Let’s tone back the tech just a little bit this week and focus on the music. We’re jamming Effrontery this week.
- Dissonant death outfit Sunless have a new song streaming over at Invisible Oranges. These guys are excellent, so don’t skip out on this one. Look for Urraca on February 24th.
- If siqq shreds are more your speed, you can catch Archspire and Arkaik on their upcoming US tour. I know Archspire draws a lot of ire around these parts, but I seriously encourage you to catch them if you’re able; it’s one thing to hear their music on record, and it’s another thing entirely to see it performed.
- Speaking of tours, Inanimate Existence and Aethere are hitting the road together for four days in April. I’m not as familiar with Aethere, but Inanimate Existence are excellent live.
- Buried Realm has a new song up, and it rips. I don’t know if there’s a plan for a full album, but I sincerely hope it happens.
- Newcomers Tandav just put out a new EP, and it’s pretty damn good. Check it out if you need a quick tech fix.
- Quick reminder that there’s an Alterbeast tour coming up and I’m going to be insanely jealous of everyone who gets to see it.
Tech death, as you know, is generally based around musicians trying to push their limits while still remaining musical (well, usually). In the pursuit of instrumental mastery, it’s easy to leave the emotional portion of songwriting behind. While I’d personally argue that even the shreddiest of metal can be equally expressive of intent and emotion as a slow, soulful blues player, there’s no doubt that emotion is often secondary to virtuosity in tech death. It’s always interesting, then, coming across a tech death artist whose music is spurred by the former over the latter. With that, I present you Budapest’s Effrontery.
Good lyrics are generally pretty low on the list of things I look for in a tech death band, but in this case, they’re front and center for a reason. Seven Years of Agony was written in the wake of the death of guitarist Péter Lipák’s father, and the sorrow and anger brought on by that tragedy is palpable throughout. The subject matter is fairly typical for metal, dealing with topics ranging from death to depression to the political climate of Hungary, but they’re all very personal and written from a place of vulnerability. Those notes of personal experience give the words much more gravity than their typical use as shock value, or the more common viewpoint of outside observer. Moreover, they’re simply well-written, which makes for a nice change of pace.

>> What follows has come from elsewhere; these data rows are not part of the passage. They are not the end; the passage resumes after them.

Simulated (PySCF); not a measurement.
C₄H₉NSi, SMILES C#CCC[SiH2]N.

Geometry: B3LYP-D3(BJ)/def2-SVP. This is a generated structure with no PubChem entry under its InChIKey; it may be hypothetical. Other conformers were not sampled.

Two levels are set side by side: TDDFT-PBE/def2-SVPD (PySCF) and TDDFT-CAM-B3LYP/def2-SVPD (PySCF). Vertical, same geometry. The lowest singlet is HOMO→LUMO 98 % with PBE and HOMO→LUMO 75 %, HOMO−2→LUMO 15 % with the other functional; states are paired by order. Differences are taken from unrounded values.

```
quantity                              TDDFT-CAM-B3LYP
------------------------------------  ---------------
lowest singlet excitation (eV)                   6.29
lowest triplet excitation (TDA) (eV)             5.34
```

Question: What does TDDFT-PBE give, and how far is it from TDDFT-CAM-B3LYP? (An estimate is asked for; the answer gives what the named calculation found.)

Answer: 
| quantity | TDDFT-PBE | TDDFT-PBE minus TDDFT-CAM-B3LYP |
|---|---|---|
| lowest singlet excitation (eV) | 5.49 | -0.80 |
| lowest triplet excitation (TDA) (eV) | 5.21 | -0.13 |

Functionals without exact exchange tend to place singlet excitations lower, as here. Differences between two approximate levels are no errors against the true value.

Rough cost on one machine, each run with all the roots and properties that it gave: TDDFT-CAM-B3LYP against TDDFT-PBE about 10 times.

Musically, Seven Years ventures deep into melodeath territory with an occasional detour through thrash land. Opening track “Enter the Misery” would have fit perfectly on an early Arsis record, and most of the rest of the album follows suit. Hammer blasts and dueling guitar solos are abundant, and the low- to mid-range harmonized riffs pack a lot of punch. Songs like “Poisonous” veer more in the direction of acts such as Wastewalker and Kalmah, blazing their trail with a driving thrash attack. The solos range from rage-fueled shredfests to slow and melodic mini-ballads, and they’re all creative and flavorful. They’re pointed and precise, equal parts cerebral and emotive, and reflective of the music as a whole. They’re the best type of solo; the kind that elevates the music rather than padding it.
If you like instrumental prowess but are discouraged by the oftentimes mechanical nature of tech death, then I encourage you to check out Effrontery. Despite the dreary imagery and heavy subject matter, it stands out as a bright island of color in a sea of grays. Seven Years of Agony is powerful and intense, and even if all you’re looking for are sweet riffs and a good time, it provides on that front as well. There aren’t a whole lot of tech death bands doing what Effrontery do, and there’s a lot of enjoyment to be had here.